Manawa Nui – the beginning of a journey
When Meg Matthews won a place on the 2015 Ngāi Tahu Manawa Nui programme, it signalled a journey of personal discovery and a positive start to a career in governance.
Meg (Ngāi Tahu), is now an associate director of Ngāi Tahu Property through the programme and she was recently appointed as an associate director of Nelson’s Cawthron Institute, New Zealand’s largest independent science organisation. It’s a position she’s excited about.
“I feel privileged to be given the opportunity to join the Cawthron board,” she says.
“The Cawthron organisation is an exciting story of history, vision, leadership and ground-breaking scientific research that benefits the primary industries of New Zealand.”
Meg’s personal journey though, began more than a decade ago when her mother, Suzanne Sanderson became interested in genealogy and discovered that the family had whakapapa connections to Te Rau Aroha Marae in Bluff.
“I was not brought up as Māori so this is a new journey for me and I have a lot to catch up on,” she says.
“But the Manawa Nui programme gives me the chance to gain on two fronts – to learn more about my Ngāi Tahu heritage and to receive mentoring from a governance perspective. The Ngāi Tahu Property directors have extensive governance experience which they’re willing to share with me.”
Much of Meg’s previous career experience has been within the tourism industry. She began work as a qualified accountant for Deloittes in Auckland in 1994 before switching to Air New Zealand, where, over a 13-year period she held a number of different positions in corporate finance, HR and marketing, culminating in head of marketing for Australasia.
When the opportunity to combine creative and commercial interests presented itself, Meg jumped at the chance and became chief executive of the World of Wearable Art. She shifted to Nelson with her husband and two primary school-age children and spent two years working on international strategy for the organisation.
Now, as part of Manawa Nui, Meg is focussed on her governance career and is excited about the possibilities the two-year programme offers.
“You’re never too old to learn and I’d like to find out more about my heritage, and learning te reo Māori is an important part of that.

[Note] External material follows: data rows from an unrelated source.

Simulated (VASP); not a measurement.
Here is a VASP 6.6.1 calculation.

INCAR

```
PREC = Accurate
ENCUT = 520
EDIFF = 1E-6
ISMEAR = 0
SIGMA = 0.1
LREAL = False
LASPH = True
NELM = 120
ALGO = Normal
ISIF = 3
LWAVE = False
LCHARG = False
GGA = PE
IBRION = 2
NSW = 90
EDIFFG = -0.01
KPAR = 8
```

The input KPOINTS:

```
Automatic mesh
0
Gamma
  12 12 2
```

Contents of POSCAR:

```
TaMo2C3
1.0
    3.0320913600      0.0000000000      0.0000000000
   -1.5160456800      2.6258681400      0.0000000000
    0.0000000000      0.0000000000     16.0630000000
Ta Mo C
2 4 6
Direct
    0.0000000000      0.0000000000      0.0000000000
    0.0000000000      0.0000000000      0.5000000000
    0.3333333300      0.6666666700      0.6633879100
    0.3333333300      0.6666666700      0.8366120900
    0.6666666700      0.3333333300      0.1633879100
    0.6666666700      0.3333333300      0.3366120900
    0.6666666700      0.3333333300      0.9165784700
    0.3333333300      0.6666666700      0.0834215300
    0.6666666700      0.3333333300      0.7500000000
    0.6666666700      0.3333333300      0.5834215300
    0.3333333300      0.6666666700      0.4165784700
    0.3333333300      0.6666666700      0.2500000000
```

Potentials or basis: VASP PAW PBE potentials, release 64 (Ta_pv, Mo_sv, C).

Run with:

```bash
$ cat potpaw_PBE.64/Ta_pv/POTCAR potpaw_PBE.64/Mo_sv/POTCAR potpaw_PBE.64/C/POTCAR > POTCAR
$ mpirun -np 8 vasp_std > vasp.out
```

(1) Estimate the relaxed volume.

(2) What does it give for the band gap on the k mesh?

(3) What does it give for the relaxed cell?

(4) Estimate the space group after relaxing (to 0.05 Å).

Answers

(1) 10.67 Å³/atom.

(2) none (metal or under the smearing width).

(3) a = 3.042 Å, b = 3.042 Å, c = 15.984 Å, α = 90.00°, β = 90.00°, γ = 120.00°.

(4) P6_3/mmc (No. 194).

“I’ve been inspired by my involvement with Ngāi Tahu so far. There are some impressive people within the iwi and I’m excited to learn from them. Everyone has been incredibly welcoming to me, true to the Ngāi Tahu values of whanāungatanga ,” she says.
Meg is also a director of the Wellington-based Footnote Dance Company, a director of the Nelson Basketball Association and she is on the Board of trustees of Appleby Primary School.